The biggest problem is that Battlestations can’t decide what kind of game it wants to be. The better World War II games would succeed regardless of whether you were fighting the Axis powers or vicious space aliens. (One WW2 game, Resistance, even used the sci-fi scenario as its hook.) Call of Duty featured an immersive, lifelike sound design that brought unprecedented immediacy to the first-person shooter. The destructible environments in Company of Heroes meant that the landscapes — and your tactics — were constantly changing. Battlestations tries to mesh the excitement of an action game with the sweep of a strategy game and ends up diluting them both. Even the presentation is bland.
Starting with the sneak attack on Pearl Harbor, the game aims to tell the story of the naval campaign in the Pacific. As Lieutenant Henry Walker, you’re given a command that begins with a single PT boat and ends with an armada. You can take control of any active craft in your fleet with the click of a button, first launching a bomber squadron from an aircraft carrier, then switching over to a destroyer to shell on-shore gun emplacements, then commandeering a submarine to fire torpedoes. You can even pilot your planes in the air. It’s a cool idea, but who knew that aquatic warfare was such a grind? I don’t doubt that it’s realistic to have these hulking ships move so slowly, but it isn’t much fun, either. The same goes for flying the planes — they control like the relics they are. Give me Ace Combat.

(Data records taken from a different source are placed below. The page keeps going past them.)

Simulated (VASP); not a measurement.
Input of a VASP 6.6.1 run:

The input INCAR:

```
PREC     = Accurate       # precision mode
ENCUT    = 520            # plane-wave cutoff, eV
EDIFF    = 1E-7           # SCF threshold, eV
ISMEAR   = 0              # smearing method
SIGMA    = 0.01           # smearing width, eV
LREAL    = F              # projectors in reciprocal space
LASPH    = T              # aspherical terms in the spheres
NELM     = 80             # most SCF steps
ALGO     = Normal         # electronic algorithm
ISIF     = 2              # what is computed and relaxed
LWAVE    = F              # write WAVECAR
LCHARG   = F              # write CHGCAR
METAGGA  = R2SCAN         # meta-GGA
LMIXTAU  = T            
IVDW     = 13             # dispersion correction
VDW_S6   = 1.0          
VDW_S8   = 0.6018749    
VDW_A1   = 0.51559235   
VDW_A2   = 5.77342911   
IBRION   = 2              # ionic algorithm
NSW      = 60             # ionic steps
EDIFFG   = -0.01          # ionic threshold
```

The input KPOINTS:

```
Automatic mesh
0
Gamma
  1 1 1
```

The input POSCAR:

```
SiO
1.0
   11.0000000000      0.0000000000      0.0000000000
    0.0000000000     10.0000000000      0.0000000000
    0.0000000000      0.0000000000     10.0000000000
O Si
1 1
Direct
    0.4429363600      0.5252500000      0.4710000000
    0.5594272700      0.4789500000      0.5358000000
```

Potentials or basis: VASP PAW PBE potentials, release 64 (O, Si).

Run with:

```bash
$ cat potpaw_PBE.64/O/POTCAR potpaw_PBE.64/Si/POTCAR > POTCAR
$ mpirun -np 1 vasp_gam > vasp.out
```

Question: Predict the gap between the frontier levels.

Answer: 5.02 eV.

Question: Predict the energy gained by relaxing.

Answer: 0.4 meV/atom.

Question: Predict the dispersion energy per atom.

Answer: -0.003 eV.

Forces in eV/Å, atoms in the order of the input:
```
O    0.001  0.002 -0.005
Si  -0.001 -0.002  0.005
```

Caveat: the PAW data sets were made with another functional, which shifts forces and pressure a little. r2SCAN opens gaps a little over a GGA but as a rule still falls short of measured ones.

Battlestations is also, to some degree, a real-time strategy game, and here too it’s a pale imitation of the real thing. An overhead map screen allows you to view all the units on the field of battle and give limited commands to those under your control, but “move” and “attack” are about the extent of it. (You can also order airplanes to escort ships.) Most of your tactical command amounts to micro-managing, along the lines of ordering your men to put out fires and repair hulls. Because most of the units carry out their missions without your help, and because there’s nothing in the way of resource allocation or battle planning, you wonder why the strategy aspect was included at all. Then again, the same could be said for the action gameplay.
It’s easy to see how Battlestations: Midway seemed like a good idea at its conception, but no part of that conception survived the birth. Even the grinding, pedantic tutorial is a shining example of what not to do — imagine getting an hour-long lecture in naval procedures from your most boring high-school teacher. Oh, well. This won’t be the last World War II game to come along. It probably won’t even be the worst.